The main objective of this design project is to help students to design and implement solutions for electrical engineering problems by making them familiarize with different types of electronic circuits consisting of several components such as ICs, MOSFETs, resistors and capacitors in order to know how to design, construct and test these circuits using the following two different methods. First of all, we use the Pspice programming to analyze and design several electronic circuits where in this project we use the Pspice programming in order to design and analyze the circuit in figure 1 as shown in pages 5 & 6. Second, we implement our electronic circuit for this project in the Electronics II Lab, and we verify our results as shown in the images taken from the oscilloscope. Ultimately, we apply what we have learned so far from the lectures in implementing and designing our circuit design for this project.
Figure 1: Circuit Design using Pspice Software
Figure 2: Waveforms Simulation using Pspice Software
* First, we implement the circuit given in figure 1 using R1=1kΩ and C2=0.1uF. By measuring the cutoff frequency for the circuit which is equal to 400kHz.

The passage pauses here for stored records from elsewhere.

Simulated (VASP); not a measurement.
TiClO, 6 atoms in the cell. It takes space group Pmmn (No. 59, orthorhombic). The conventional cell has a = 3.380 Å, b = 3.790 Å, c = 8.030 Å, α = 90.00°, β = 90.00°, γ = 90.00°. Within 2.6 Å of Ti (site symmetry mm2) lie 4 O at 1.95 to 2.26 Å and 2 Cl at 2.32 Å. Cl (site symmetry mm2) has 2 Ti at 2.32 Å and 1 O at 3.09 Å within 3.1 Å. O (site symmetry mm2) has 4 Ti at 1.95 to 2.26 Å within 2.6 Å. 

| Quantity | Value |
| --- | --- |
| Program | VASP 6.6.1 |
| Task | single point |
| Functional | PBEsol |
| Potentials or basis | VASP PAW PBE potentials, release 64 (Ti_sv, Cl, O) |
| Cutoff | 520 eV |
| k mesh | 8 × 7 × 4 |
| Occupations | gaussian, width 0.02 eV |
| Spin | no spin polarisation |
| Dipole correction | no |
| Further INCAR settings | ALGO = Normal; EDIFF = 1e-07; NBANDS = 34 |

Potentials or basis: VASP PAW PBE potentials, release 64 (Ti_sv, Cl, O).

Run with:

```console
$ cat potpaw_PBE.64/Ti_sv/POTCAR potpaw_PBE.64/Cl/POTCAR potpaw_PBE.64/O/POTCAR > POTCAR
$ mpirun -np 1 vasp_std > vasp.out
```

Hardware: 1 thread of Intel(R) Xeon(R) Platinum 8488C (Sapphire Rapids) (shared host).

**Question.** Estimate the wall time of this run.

* Second, we measure the cutoff frequency values for two cases:
Case 1: using the clock frequency (10 kHz), the obtained cutoff frequency for case 1 is 172Hz
Case 2: using the clock frequency (100 kHz), the obtained cutoff frequency for case 1 is 421Hz
Replacing the first resistor (R1) by the switch capacitor in the above figure 2 will change the cutoff frequency values where increasing the clock frequency value such as using 100kHz will increase the value of cutoff frequency from 172Hz to 421Hz in the ratio of about two times. Also, changing the clock frequency will change the cutoff frequency values as a result because the clock signals are out of the phase where the clock frequency = 1/Tc such as if the clock frequency equals 10kHz, then the period will equal to 1/10kHz=0.0001 and by increasing the clock frequency to be equal to 100kHz, the period will equal to 1/100kHz=0.00001. Ultimately, increasing the period Tc , the equivalent resistance will increase according to Req=Tc/C1, and as a result the C1 will be decreasing. Therefore, the value of cutoff frequency will be increasing as the capacitor decreasing because the cutoff frequency is inversely proportional to the capacitor as follows:
f=(1/(2*pi*T_p) where T_p=Req*C.
In this part of this project, we design and implement a second order band pass filter as given in Figure.3 below with f0 =10 kHz, Q = 20 and unity center frequency gain. Moreover, we verify the frequency response of circuit given by Figure.3 using component values for our design. Furthermore, we replace resistor Rg by switched capacitor circuit in order to get the same pass band for the filter, and we verify the pass band and Q values by using clock frequency Φ1 =200kHz.
The following are the design calculations:
Let C1 = 10 nF = C2. Q = 20 -> BW = Fo/Q = 10K / 20 = 500 Rg = 1/(2*pi*R*BW) = 31.8 kΩ. Av (max) = Rg/R and Av = 1 (unity gain) -> Rg = R = 31.8 kΩ. Fo = 1/(2*pi*C*sqrt(R2*R1)), R2 = 10k Ω-> R1 = 253 Ω. Let R3 = R4 = 1.2kΩ.
Circuit Design Results
With the switched capacitor our Fo = 9.9 kHz. BW = 1.3 K -> Q = 7.6 This is because the impedance of the switched capacitor was much lower than the Rg.